Does the Itô integral rely on the martingale structure of the driving Brownian motion?

Question

The proofs I have seen for the construction of the Itô integral does not use the martingale property of the driving Brownian motion to show that the integral is well-defined. But since we can extend the Itô integral to semimartingales, and this is strict, intuition says that the (semi)martingale structure is necessary. Am I overlooking something?

Answer 1

First, to be clear the Itô integral was specifically designed by Itô so that it preserves the martingale property: the process

$$S_{t}:=\int^{t} f(s)dX_{s}\approx \sum f(s_{i})(X_{s_{i+1}}-X_{s_{i}})$$

is still a martingale if $X_{t}$ is.

So all the constructions of Itô integral for Brownian motion involve the martingale property in some way. For example, if one tries to use the central-limit-theorem approach, then one uses the independent-increments property of Brownian motion which in turn implies the martingale property.

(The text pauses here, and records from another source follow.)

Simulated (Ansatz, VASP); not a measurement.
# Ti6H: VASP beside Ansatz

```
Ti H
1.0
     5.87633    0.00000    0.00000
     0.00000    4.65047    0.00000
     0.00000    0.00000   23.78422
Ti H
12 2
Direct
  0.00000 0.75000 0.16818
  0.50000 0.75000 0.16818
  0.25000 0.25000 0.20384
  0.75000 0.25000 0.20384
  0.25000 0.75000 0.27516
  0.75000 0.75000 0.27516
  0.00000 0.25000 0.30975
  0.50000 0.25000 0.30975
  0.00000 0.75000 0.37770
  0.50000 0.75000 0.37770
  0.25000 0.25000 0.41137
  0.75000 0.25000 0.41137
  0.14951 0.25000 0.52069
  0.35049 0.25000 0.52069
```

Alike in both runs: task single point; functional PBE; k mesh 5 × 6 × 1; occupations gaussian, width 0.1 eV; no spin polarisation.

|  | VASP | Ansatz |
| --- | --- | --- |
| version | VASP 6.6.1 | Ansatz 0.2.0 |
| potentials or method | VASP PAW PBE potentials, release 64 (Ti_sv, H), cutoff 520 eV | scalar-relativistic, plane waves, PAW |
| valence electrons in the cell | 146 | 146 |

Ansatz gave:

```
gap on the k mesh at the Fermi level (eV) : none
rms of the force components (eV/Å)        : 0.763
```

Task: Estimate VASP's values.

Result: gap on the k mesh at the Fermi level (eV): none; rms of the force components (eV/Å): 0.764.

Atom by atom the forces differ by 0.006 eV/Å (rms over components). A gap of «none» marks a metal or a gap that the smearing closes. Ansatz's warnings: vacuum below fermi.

Of course, one can try different choices such as the Stratonovich integration, which lacks the martingale property but gains the chain rule. (For more general constructions see Rough paths such as the textbook "a course in Rough paths" by Friz and Hairer.)

As shown in Revuz-Yor, one can build a stochastic calculus for semimartingales $X=M+A$. However, again the focus goes to building integration for martingales because for the finite variation part $A$, we can just use the Riemann-Stieltjes integral.

So in either case the martingale-structure is essential.